It seems to me that this blog has just reached it's first real crisis.
Three people are announcing three apparently opposed beliefs with substantial real expected consequences and yet no-one has yet spoken, or it seems to me implied, the key slogan... "LETS USE SCIENCE!" or, as hubristic Bayesian wannabes, not invoked Bayes as an idol to swear by, but rather said "LETS USE HUMANE REFLECTIVE DECISION THEORY, THE QUANTITATIVELY UNKNOWN BUT QUALITATIVELY INTUITED POWER DEEPER THAN SCIENCE FROM WHICH IT STEMS AND TO WHICH OUR COMMUNITY IS DEVOTED".
IF RDS was applied to our current situation, people would be analyzing Yvain's, Davis' and Eby's proposals, working out exactly what their implications are, and trying to propose, in the name of SCIENCE, hypotheses which will distinguish between them, and in the name of BAYES, confidence estimates of their analyses and of the quality with which the denotations of their words have cleaved reality at the joints enabling an odds ratio of updating to be extracted from a single data point. People would be working out what features of which of the models used by Yvain, Davis and Eby constitute evidence against what other features. They would be trying to evaluate non-verbally, through subjectively opaque but known-to-be-informative processes vulnerable to verbal overshadowing, what relative odds to place on those different features of the models. Finally, they would be examining the expected costs entailed by experiments being proposed and selecting those experiments which promise to provide the most information for the least cost be performed. The cost estimate would include both the effort required to perform the experiments, probably best assessed with an outside view in most cases like these, and the dangers to the minds of the participants from possible adverse outcomes, taking into account, as well as possible, the structural uncertainty of the models.
I sincerely hope to see some of that in the comments section soon, either under this post or the "Applied Picoeconomics" post.
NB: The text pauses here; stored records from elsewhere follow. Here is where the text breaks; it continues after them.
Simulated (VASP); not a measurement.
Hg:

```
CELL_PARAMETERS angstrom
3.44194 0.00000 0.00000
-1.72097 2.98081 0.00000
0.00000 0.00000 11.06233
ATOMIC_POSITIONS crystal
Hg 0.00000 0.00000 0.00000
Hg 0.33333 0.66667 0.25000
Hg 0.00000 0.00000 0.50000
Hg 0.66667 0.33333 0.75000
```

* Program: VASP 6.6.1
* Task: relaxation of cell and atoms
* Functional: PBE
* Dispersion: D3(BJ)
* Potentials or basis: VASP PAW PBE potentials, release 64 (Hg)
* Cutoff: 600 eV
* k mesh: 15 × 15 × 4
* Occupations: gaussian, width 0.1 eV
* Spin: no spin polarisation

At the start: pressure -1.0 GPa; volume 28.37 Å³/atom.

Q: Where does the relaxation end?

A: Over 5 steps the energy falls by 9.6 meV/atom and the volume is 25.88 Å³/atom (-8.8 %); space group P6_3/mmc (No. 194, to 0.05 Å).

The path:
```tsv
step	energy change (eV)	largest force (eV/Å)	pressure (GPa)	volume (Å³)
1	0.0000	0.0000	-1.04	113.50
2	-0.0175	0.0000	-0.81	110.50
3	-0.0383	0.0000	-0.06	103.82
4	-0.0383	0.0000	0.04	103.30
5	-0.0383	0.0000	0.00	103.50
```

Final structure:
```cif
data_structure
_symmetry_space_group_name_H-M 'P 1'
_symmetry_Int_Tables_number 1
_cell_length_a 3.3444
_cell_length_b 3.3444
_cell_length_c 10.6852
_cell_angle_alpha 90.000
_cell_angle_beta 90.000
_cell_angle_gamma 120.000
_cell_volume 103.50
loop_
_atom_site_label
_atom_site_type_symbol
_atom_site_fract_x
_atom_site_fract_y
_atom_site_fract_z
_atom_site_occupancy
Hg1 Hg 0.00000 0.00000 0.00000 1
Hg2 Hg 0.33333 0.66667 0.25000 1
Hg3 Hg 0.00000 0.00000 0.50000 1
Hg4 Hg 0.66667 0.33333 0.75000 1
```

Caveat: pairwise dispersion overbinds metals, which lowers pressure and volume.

My first response to this was "Wait, I have a model?"
Right now I don't think we're even at a point where it's valuable to think of three different "theories" or what they imply. We have three different techniques, all of which are kind of supported by picoeconomics but also kind of hand-wave-y. And ZM's objection to my post seems to be more philosophical than a simple "your method won't work" (and I still don't entirely understand Pjeby).
Once we have some more discussion, if it becomes clear that we have actually have three different but comparable willpower techniques and we really want to know which will work best, then we can start wishing we could test them. I'm doubtful we can actually do so, since I doubt we could get more than about 30 volunteers, and 30 divided by 3 groups does not a legitimate sample size make for a complicated psych experiment. But if you have some ideas, I'd be happy to help.
The sample size issue etc is why I talk about Bayes. You get important info from single data points all the time in life. There's just a fetish against doing so in science due to bad epistemology trying and failing to counter other bad epistemology.
You certainly derived your belief that your procedure would work from a theory. You hadn't actually even seed it work, so nothing but a theoretical basis could explain your attempt.